French police have launched a probe after British Formula One driver Jenson Button and his wife Jessica were burgled on the French Riviera, but authorities cast doubt on suspicions that sleeping gas
was used in the robbery.
The couple were in a rented villa in the glitzy resort of Saint-Tropez with friends when the thieves made off with Jessica's engagement ring and other valuables worth £300,000 ($465,000, 426,000 euros) on Monday evening, a source close to the probe said.
"Two men broke into the property whilst they all slept and stole a number of items of jewellery including, most upsettingly, Jessica's engagement ring," said a spokesman for Button, the 2009 world champion.
The thieves may have operated by pumping sleeping gas into the house through the air conditioning, he added.
"Whilst unharmed, everyone involved is unsurprisingly shaken by the events."
However, authorities cast doubt on the idea that gas was used.
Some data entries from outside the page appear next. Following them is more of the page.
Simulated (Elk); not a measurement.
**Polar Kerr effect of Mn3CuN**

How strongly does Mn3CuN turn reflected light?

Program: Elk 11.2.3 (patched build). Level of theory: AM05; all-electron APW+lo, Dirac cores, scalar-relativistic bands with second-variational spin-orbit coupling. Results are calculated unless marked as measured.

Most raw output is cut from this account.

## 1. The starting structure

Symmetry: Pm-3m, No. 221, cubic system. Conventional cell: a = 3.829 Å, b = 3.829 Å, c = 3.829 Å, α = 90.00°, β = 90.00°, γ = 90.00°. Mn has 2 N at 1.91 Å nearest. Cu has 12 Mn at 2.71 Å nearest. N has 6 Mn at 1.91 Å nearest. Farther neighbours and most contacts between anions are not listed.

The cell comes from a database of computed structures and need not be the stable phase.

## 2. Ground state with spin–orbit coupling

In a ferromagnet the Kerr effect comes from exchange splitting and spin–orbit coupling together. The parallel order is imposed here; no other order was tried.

"As far as we know, there has never been any robbery in the Saint-Tropez region where gas was used to put victims to sleep," said Philippe Guemas, a local prosecutor.
"Jenson Button's entourage made this unfounded assertion because the driver didn't feel well the next day.
"We took blood samples, which will be analysed."
Button, 35, is currently signed to team McLaren and lives in Monaco, along the Mediterranean coast from Saint-Tropez.
He married Jessica Michibata, an Argentinian-Japanese fashion model, in Hawaii in December.
There have also been recent reports that several British tourists were gassed by thieves as they slept in their caravans or motor homes in the south of France.
While local police reportedly told them it was the handy work of eastern European gangs, others doubt the claims including the UK's Royal College of Anaesthetists.
In a statement released last summer the College said: "Despite the increasing numbers of reports of people being gassed in motor-homes or commercial trucks in France, and the warning put out by the Foreign Office for travellers to be aware of this danger, this College remains of the view that this is a myth.
"It is the view of the College that it would not be possible to render someone unconscious by blowing ether, chloroform or any of the currently used volatile anaesthetic agents, through the window of a motor-home without their knowledge, even if they were sleeping at the time."